Jan 17, 2016

Fat City

Saw Fat City, a boxing film. It follows two main characters: Ernie, who is at the start of his career, and Tully, who is near the end of it. Neither of them are really going to be stars and whereas Tully is terrified of his future as nothing much, Ernie seems more at peace with it. This is a film for and about men. The most major female character is a gloriously boozy woman who is a kind of human alley-cat. She's a great character, winsome at first and then a terror as the honeymoon phase burns off. But for the most part, the film is about poor men who use up their bodies and sink into a ruined old age.
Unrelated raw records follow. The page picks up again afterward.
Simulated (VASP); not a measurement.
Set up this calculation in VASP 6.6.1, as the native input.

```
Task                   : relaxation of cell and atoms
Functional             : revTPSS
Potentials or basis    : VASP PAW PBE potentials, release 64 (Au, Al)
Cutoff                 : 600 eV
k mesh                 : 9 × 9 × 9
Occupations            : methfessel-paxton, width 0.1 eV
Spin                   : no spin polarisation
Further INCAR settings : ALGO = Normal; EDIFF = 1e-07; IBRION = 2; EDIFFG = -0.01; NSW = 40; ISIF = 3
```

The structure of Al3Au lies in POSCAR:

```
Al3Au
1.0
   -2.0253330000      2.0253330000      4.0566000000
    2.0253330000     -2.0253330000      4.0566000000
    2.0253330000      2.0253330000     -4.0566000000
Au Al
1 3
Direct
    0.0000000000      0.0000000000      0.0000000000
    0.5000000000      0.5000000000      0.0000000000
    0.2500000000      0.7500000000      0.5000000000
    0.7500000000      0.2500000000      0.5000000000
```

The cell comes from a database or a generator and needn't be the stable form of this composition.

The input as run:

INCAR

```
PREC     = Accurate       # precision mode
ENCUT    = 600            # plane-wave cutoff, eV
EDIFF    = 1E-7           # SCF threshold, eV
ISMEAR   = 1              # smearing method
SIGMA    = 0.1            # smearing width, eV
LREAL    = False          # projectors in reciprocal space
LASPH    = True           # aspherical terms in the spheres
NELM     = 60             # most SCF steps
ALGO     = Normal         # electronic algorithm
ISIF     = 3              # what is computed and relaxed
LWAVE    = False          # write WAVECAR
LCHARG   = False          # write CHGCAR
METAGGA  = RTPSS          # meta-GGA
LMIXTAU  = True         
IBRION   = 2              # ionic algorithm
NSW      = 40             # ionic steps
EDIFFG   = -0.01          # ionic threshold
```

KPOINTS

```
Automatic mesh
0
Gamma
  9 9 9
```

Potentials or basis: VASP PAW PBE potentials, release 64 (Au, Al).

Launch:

The film contains many great minor performances. In one scene Tully's coach tries to tell his assistants a story. They mostly ignore him and chat with each other as the coach becomes increasingly annoyed and keeps trying to tell the punchline of his story. It's so understated and charming, I just wanted to listen to the three of them banter forever which maybe they will just do. There's also the previously mentioned girlfriend of Tully's who shrieks and clowns around. There's other little scenes of just small people doing small things and amiably getting by.

The film is kind of a bummer ultimately, dealing as it does with the fear of retirement and of being used up by life (and therefore, by metaphor, with death.) But it features a soundtrack of mournful country songs and gentle soul, so I don't think it's meant to scare or shock you. By the end of the film Tully is beginning to accept his relatively miserable lot and maybe, we may think, he will stop his self-destructive drinking, maybe he'll move past the great bout where he was cheated out of victory. The film closes with the two men contemplating a withered old man serving coffee in a diner. "Maybe he's happy." Says Ernie. "Maybe we all are." says Tully.